I'm using a S10 plus and have both of the apps set to always run or whatever in the battery settings as well.


----------



## chopsaw

I have an S10 E . I use BBQ Go . No crash no disconnect . I goof up and close it out , then lose the graph . I also run it on an old S4 , and a galaxy Tab A tablet .


----------



## smokinray

I tried 3 and have used BBQ Go this last time on an iPad and locked the screen open. BT drops often but the graph never clears.. so that is the sweet spot.. The bad news is the battery drains like crazy so have to keep it plugged in. But for those of us who like the graph:
1) Use BBQ Go (I did try others and while not a lot of difference one I used dropped more often than BBQ Go'
2) Don't auto lock the screen.. set it to never in Display (apple)
3) Set the 'range' from whatever to whatever
4) Watch the graph and when you see the temp start to trend 'too much' then adjust the fire /damper/wood/wind screen.

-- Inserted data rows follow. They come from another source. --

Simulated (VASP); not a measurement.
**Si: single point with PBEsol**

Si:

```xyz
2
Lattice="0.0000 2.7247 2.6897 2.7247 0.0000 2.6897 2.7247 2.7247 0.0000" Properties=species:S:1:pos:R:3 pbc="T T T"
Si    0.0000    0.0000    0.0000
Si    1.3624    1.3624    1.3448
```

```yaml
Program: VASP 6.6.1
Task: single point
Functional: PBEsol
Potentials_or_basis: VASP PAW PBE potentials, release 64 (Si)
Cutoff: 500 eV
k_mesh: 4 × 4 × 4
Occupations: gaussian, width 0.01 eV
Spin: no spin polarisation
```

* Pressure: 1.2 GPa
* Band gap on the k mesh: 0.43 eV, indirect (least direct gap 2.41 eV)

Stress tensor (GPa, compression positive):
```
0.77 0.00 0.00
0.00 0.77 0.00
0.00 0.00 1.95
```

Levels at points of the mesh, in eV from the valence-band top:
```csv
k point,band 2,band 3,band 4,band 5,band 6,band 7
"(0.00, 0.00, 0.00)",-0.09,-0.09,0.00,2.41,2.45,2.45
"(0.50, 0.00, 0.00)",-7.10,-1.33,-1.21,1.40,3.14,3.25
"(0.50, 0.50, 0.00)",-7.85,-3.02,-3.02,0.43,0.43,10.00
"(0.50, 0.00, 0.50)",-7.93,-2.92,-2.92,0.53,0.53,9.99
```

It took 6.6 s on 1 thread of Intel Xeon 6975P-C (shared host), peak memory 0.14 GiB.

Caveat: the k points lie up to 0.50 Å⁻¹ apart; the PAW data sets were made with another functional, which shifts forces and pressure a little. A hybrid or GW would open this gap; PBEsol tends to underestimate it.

I smoked a rack of ribs yesterday and it was really windy and I had to create a foil wrapper around the dampers. but the temp kept moving since the wind was howling.. having it open always really helped me catch the temp drifts.


----------



## fivetricks

But don't you feel like that having to keep the screen on all the time is a poor solution? This is an app that in some cases will be open for more than 24 hours!

That has always been my biggest hang-up with all of it. It seems these apps are more design for grilling rather than smoking


----------